At the request of the fort’s commander, Blocker agrees to escort a murderer, Sergeant Charles Wills (Ben Foster) north for trial. Like Blocker Wills hates Indians, but unlike Blocker he must pay with his life for Indians he has murdered. Rosalie also decides to continue with Blocker rather than remain at the fort among people with whom she does not feel comfortable. As they continue their journey it becomes clear that there is a Blocker and Wills have paid a mental price for fighting to spread white supremacy.

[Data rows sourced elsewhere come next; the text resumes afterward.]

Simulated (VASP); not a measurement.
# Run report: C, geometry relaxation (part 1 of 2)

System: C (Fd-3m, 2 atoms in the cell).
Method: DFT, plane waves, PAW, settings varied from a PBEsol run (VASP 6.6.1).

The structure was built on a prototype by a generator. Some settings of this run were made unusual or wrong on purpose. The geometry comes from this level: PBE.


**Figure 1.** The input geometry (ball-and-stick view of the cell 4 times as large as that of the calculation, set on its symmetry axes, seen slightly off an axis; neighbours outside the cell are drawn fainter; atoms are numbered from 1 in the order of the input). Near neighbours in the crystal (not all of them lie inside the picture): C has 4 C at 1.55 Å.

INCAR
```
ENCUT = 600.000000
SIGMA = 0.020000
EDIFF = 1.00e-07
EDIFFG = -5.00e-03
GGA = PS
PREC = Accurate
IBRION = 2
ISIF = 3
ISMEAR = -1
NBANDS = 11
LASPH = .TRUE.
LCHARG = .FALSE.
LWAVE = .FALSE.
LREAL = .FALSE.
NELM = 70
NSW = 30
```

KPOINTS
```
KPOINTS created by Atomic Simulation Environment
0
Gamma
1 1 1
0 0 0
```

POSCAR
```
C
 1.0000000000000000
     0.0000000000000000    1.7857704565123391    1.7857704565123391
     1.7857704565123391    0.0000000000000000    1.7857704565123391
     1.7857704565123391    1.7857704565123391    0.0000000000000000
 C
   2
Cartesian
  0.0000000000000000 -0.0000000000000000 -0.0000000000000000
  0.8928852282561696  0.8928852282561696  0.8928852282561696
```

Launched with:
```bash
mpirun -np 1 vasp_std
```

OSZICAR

Unlike Rosalie, who began the journey, battered and embittered by Indians, her hatred was due to personal loss. The hate that Blocker and Wills have was to fuel and cover their violent white supremacy. But, their hate also had a crippling effect on them. Blocker is bitter, alone and mourning the friends he has lost. Wills has lost the ability to distinguish when he should kill. And, Master Sergeant Metz (Rory Cochrane), another of Blocker’s friend and second-in-command, has also paid a price for preserving white supremacy. His soul is dead, he cannot continue on this journey, or any other. When Wills escapes, Metz rides out after Sargent Wills (Ben Foster) and gives his own life because he has fought for so long, he has no reason to live.
This movie is a beautifully photographed by Masanobu Takayanagi, with exceptionally strong performances by the entire cast, especially Christian Bale. More importantly, it raises a moral question that will have to be answered. The question is what price will Americans and America pay for continuing white supremacist actions?